1 May 2011

Lighthouses: literature pairs

I love it that one book can conjure up another completely different one, by its theme, subject or ambiance.

Peter Hill's Stargazing: memoirs of a young lighthouse keeper slowly pulled me into the rhythms of a lifestyle that only recently became obsolete. The routine life of the men maintaining the lighthouses off the noth west of Scotland was by no means mundane but full of risk. But more than that, the book is about being human, the tales we pass on to each other about our fundamental struggles in the face of the monumental force of nature. The wind roars on the other side of the stone tower. In a tiny space you share an aromatic meal and ponder the gossip of old men who in half a lifetime have experienced more than you know you ever will.

In contrast to this true story, Jeanette Winterson's Lighthousekeeping is pure poetry and fable. Her characters' stories are woven amid the same storm-tossed world of lighthouses but her words leap in exquisite beauty from one unexpected idea to another. There is a mystery at its heart. But the taste you are left with is that of the young Silver questioning the timeless Pew in the darkened lighthouse, while the wind and sea rages around them.

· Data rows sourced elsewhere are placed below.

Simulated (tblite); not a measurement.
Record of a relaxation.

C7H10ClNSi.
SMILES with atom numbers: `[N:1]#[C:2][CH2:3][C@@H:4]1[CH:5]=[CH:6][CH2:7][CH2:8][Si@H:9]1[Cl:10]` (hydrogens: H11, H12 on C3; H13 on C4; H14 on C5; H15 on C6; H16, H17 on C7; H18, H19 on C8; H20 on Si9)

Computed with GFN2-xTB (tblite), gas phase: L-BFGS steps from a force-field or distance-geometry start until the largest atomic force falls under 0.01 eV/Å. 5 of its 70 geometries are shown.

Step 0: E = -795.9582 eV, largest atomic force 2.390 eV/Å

And I cannot help but make another leap here to Annie Proulx's The shipping news. The same wild force of the sea and wind. But a house, not a lighthouse, tied to the rock it crouches upon. A way of writing that couples words and images in extraordinary and exciting ways. And another character looking for their self in the stories told and histories that were shaped by the force of nature.

I loved all three!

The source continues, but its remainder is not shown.